Andrena cluster¶

The Andrena cluster is a set of GPU nodes which were purchased with a Research Capital Investment Fund to support the University's Digital Environment Research Institute.

Hardware¶

The cluster comprises 16 GPU nodes - each with 4 GPUs, providing a total of 64 Nvidia A100 GPUs. The Andrena nodes are joined to Apocrita and make use of the same job scheduler and high performance networking/storage.

DERI research groups may additionally make use of a portion of the 50TB DERI storage entitlement, while commonly used read-only datasets (e.g. training datasets for machine learning) can be hosted on high performance SSD storage.

Requesting access¶

To request access to the Andrena computational resources or storage, please contact us to discuss requirements.

Logging in to Andrena¶

The connection procedure is the same as Apocrita's login procedure. Please refer to the documentation below for information about how to submit jobs specifically to the Andrena cluster nodes.

Running jobs on Andrena¶

Workloads are submitted using the job scheduler and work exactly the same way as Apocrita, which is documented thoroughly on this site. If you have been approved to use Andrena, jobs can be submitted using the following additional request in the resource request section of the job script:

#$ -l cluster=andrena

Without this setting, the scheduler will try to run the job either on Apocrita or Andrena nodes, depending on availability.

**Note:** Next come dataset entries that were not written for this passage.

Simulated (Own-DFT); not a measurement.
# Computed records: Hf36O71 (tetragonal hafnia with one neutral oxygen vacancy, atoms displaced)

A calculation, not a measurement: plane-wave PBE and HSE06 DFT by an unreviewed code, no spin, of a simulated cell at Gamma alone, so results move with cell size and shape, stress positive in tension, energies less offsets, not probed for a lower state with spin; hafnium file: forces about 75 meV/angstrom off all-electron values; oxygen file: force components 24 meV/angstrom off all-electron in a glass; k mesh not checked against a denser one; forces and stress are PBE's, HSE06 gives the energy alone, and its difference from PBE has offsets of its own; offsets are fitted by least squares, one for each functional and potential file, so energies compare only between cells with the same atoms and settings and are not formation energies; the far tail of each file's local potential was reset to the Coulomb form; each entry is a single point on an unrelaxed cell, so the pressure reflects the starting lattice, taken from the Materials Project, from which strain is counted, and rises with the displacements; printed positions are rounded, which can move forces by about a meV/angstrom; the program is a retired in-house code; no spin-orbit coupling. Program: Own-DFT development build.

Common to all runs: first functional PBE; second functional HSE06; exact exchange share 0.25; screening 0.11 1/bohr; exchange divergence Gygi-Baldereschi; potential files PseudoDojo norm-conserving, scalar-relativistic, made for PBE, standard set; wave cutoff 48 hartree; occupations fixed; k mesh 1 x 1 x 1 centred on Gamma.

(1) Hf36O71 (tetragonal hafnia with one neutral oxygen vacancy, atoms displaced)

Requesting 12 cores per GPU

By default, Andrena will only accept jobs requesting 8 cores per GPU. To request 12 cores per GPU, ensure the -l cluster=andrena parameter is requested, otherwise your job will be rejected upon submission.

Submitted jobs should follow a similar template to Apocrita GPU jobs, if requesting 8 cores per GPU (default). If using the -l cluster=andrena option to request 12 cores per GPU, the memory request must be reduced to 7.5G RAM per GPU. otherwise your job will be rejected upon submission.

An example GPU job script using a conda environment might look like:

#!/bin/bash
#$ -cwd
#$ -j y
#$ -pe smp 12         # 12 cores per GPU
#$ -l h_rt=240:0:0    # 240 hours runtime
#$ -l h_vmem=7.5G     # 7.5G RAM per core
#$ -l gpu=1           # request 1 GPU
#$ -l cluster=andrena # use the Andrena nodes and enable 12 cores per GPU

module load miniforge
mamba activate tensorflow_env
python train.py

A typical GPU job script using virtualenv will look similar. Some applications such as PyTorch are packaged with necessary GPU libraries built-in, therefore it is not required to load any additional modules for GPU support.

However, CUDA libraries are not always installed as part of a pip install, so it may be necessary to load the relevant cudnn module to make the CUDNN and CUDA libraries available in your virtual environment. Note that loading the cudnn module also loads a compatible cuda module.

#!/bin/bash
#$ -cwd
#$ -j y
#$ -pe smp 12         # 12 cores per GPU
#$ -l h_rt=240:0:0    # 240 hours runtime
#$ -l h_vmem=7.5G     # 7.5G RAM per core
#$ -l gpu=1           # request 1 GPU
#$ -l cluster=andrena # use the Andrena nodes and enable 12 cores per GPU

module load python cudnn
source venv/bin/activate
python train.py